Album Review: Vile Desolation – Annihilating The Consciousness

Album Review: Vile Desolation - Annihilating The Consciousness

Album Review: Vile Desolation - Annihilating The Consciousness

Reviewed by Eric Clifford

Vile Desolation. They’re an Indonesian death metal band – which will likely clue you in to what this sounds like. Every member is in a minimum of four other projects, because Indonesians seem to have an inexhaustible appetite for death metal. And I’m very glad about that, because this album is an absolute war machine of a release.

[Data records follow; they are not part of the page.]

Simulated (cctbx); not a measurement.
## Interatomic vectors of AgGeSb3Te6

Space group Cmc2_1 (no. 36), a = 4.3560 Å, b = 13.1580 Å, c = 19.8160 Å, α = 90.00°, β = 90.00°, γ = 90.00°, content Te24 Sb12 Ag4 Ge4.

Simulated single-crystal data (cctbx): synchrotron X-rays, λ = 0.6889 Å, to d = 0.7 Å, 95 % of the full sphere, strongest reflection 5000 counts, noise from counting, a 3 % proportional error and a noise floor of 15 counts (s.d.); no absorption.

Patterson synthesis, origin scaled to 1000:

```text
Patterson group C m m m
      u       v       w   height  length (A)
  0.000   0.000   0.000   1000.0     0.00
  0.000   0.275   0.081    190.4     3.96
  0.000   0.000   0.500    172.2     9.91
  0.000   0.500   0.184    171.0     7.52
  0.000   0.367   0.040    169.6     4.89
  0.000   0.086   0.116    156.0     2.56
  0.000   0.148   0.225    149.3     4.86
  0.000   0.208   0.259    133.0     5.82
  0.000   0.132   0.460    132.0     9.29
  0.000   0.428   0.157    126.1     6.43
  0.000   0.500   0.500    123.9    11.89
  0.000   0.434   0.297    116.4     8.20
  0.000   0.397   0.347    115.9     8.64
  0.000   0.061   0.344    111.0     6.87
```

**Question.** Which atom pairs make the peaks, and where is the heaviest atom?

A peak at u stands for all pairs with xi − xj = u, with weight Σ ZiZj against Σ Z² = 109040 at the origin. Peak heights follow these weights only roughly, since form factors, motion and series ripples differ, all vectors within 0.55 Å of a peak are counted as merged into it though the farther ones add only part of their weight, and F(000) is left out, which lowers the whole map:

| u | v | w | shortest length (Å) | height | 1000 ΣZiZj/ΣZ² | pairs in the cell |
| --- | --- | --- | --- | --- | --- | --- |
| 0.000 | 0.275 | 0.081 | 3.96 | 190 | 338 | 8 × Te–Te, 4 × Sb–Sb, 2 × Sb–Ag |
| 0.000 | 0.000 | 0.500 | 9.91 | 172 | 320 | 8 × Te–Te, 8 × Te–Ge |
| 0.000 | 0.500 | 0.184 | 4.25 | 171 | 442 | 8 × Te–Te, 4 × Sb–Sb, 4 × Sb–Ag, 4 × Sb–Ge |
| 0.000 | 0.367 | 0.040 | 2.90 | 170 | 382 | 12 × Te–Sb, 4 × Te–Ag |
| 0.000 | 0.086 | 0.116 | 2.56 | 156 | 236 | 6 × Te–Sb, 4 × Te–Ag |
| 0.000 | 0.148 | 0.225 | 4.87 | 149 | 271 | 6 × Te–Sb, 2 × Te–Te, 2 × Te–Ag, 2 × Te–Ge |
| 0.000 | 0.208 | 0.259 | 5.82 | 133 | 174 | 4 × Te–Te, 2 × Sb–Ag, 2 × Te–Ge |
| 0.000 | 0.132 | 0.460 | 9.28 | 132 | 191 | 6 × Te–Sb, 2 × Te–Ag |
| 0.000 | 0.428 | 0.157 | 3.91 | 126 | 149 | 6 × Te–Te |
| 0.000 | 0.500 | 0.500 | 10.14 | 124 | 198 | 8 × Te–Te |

Good brutal death should sound a bit like someone is throwing grenades through a jet turbine. Vile Desolation immediately tick this box with ruinously heavy guitar tones and a drum kit like an armada broadside. They waste no time in announcing their presence, cracking their knuckles with a series of slams and lingering discordant notes before firing into the distance at warp speed from 1.18 onwards. They do such a good job at smashing amazing sections of fleet, grinding, atonal riffs into shuddering slams that hit like yanking the handbrake at 300 miles per hour; grooves like lava flows following eruptions of speed and grimacing chromatic technicality delivered with this laser precision that speaks to how much cumulative experience being in roughly a million bands grants you. I’m not sure I could pick a favourite song – they all send my serotonin levels punching into low orbit. Crunching muted power chords slinging into discordant arpeggios that hang with the languid sway of guts laced through branches. Blurs of lower-register technicality, skittering over the first few frets like millipede limbs. Drums powering through a breathless routine of blasts, fills and grooves, vocals a phlegm-slick gurgle from some lightless pit in the deepest of oceanic trenches. All of it played tight as thumbscrews. It’s every single thing my eardrums are craving and more besides.

Album Review: Vile Desolation - Annihilating The Consciousness

One of my favourite bands is California’s Disgorge, and while Vile Desolation wouldn’t be the first band to sound a lot like them, they’re certainly up there among the upper echelons of stylistic practitioners. There are licks throughout that call back to numerous moments in Disgorge’s sadly truncated career; malodorous melody lines unfolding like rotted petals on “Eyes of Madness” that could sit comfortably alongside similarly noisome moments on Disgorge’s “Cognitive Lust for Mutilation” from their “Cranial Impalement” masterpiece. Or how about “Veiled in Obscurity” – the combination of hunched, brutish grooves and sanguineous notes hung out to drool pus a masterful counterpart to the absolute beast Disgorge unleashed when they recorded “Descending Upon Convulsive Devourment” from “Parallels of Infinite Torture”. A simple way to put things would be to say that if you like Disgorge you’ll probably like this. That feels a little bit pithy though, as though I’m accusing the band of being a tribute act. So let's instead say this: If ever Disgorge were to release new material, and if it sounded exactly like this, then it would have done great honour to their previous works. The sole improvement I’d make is the addition of guitar solos – brutal death with good leads is essentially perfect music to me, and if they threw a few of those in it would shoot this album into a surefire contender for my Album of the Year. Even so, despite their absence, I am having an uproarious time with Vile Desolation.

Those of you with the taste likely know this already, but the Indonesian scene is firing on all cylinders right now, and if you need an excuse to dive right in, then let this be it. Speaking just to those of us who like swirling cauldrons of blasts, gurgles, and frantic bursts of obscene distortion, this is a must-have. It’s arguably too similar to an army of other bands, but it’s done so well that I don’t find myself minding too much. Time will tell if it winds up being up there with some of my favourite examples of the genre from the last ten years - “Hibernaculum of Decay” by Defleshed and Gutted, “Agonal Hymns” by Nithing, “Finitude” by Unfathomable Ruination, etc. But I am listening to it about as compulsively as I did those albums. I advise you to do the same.